Wednesday, October 2, 2013

The Mercantile

When I began creating the Revolving Point, Texas series, I actually wanted the series set in a different town and state. I had read an article several years before about a nowhere town tucked away in Oklahoma. Outlaws hid there, providing the perfect setting for my outlaws to be outlaws, to win the hearts of the women they love and to redeem themselves at the end of each story. I had planned to begin with Buck and have him become sheriff of this town, but this place wasn't in existence during the timeframe of my story. So, I went back to fictional Revolving Point, which I had created in Luck of the Draw, the notorious town along the Rio Grande known for its lawlessness, card sharps and soiled doves. To make the series more interesting, I destroyed most of the town with a fire and conveyed through the three books the rebuilding of Revolving Point. The businesses I chose to keep were the jail, the boardinghouse, the telegraph and mail and Miller's saloon. All played important roles throughout the series, but it was the rebirth and further usage of the mercantile that gave me the most trouble.    

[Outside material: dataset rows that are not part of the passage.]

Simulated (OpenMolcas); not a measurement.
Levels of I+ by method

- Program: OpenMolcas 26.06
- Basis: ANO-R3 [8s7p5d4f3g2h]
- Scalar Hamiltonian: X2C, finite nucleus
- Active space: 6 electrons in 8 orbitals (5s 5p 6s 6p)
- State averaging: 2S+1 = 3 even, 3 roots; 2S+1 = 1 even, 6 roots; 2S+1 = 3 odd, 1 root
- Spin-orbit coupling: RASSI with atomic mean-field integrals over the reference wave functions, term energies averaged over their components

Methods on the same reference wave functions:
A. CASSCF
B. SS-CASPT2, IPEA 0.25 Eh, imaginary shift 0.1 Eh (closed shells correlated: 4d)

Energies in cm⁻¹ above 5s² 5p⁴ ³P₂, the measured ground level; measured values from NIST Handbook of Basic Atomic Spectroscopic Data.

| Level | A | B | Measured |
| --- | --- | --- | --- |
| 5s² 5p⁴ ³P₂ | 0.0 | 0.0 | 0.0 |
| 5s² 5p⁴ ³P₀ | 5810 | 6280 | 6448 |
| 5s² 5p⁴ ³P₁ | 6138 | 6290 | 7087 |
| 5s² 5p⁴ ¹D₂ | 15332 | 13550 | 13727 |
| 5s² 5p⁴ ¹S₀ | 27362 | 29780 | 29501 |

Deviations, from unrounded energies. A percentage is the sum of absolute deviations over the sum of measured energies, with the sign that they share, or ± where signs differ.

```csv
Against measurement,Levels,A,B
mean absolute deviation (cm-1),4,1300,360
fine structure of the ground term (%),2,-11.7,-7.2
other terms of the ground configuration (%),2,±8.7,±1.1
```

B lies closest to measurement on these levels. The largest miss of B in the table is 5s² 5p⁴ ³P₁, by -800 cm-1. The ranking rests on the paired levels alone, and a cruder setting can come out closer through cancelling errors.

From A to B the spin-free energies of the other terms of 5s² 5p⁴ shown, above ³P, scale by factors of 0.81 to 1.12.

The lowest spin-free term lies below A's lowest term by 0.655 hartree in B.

Zanna's Outlaw is the first book in the series. As the story opens, a newcomer has arrived and builds a new mercantile with his own money. For reasons I won't spoil, Buck runs this person out of town and Debra takes over managing the store. I didn't have a problem with her acting as proprietor in the second book, but when it came to the third book, Debra's Bandit, with Debra as the heroine, I found myself aggravated with Debra and the mercantile. I knew who she was, but I couldn't quite translate onto paper her true character and mannerisms. And then, it hit me as to why. Where I could move her hero around town and showcase his personality to readers through his actions, I couldn't with Debra. She was stuck inside that store.
I thought long and hard about Debra and the mercantile, on how to make both shine. I came up with the idea of giving Debra a helper, enabling her to leave the store and interact with other characters in different locales. But something else kept nagging at me. Finally, I realized the scenes with Debra inside the mercantile were wrong, even boring, because I wasn't using both properly. 
When I think of a mercantile, shelves of canned goods, sacks of flour and sugar and a back wall housing tools, guns and bullets come to mind. There's a counter with an old-fashioned cash register, maybe a glass jar with peppermint sticks and a potbellied stove in the corner. But the mercantile wasn't just a place to purchase dry goods. It was also a place where townsfolk and neighboring farmers and ranchers gathered to hear the latest news pertaining to the goings-on in town and cities both near and far. In essence, it was today's internet and telephone.
Once I was able to wrap my mind around the importance of the mercantile, I was able to make the store and my heroine shine. At heart, Debra is kind and caring. She's also the mom-and-pop business of yesterday. Her customers' needs for flour and coffee are important to her, but more important are the people themselves. Her eagerness to help others shines in the way she greets her customers, in how she takes the time to inquire after them and their families, in how she strives to ensure that everyone who walks through her door feels special and appreciated, which is true of today's mom-and-pop businesses. Now when I think of a mercantile, I imagine people who, like Debra, provided the community with more than just a hammer. I see a building and the person giving the townsfolk what they needed most--communication and a sense of belonging.    



Lyn Horner said...

Julie, I enjoyed your post. You're right, mercantiles were the heart of many small towns in the old days. I'm glad you were able to bring that out and show Debra's thoughtful, caring approach to her customers. Sounds like a winner!

Julie Lence said...

Thank you, Lyn. It took some doing, and a lot of wrapping my brain around her character, but it was also fun. If I could, I'd love to hang out in a mercantile and just watch daily comings and goings from that era.

Caroline Clemmons said...

I prefer using fictional towns because then they can be whatever I wish.

Ciara Gold said...

Great post. I had the same difficulty with one of my stories so I even set up a table in the store for the women to sit and exchange gossip. Too fun and lots of good info.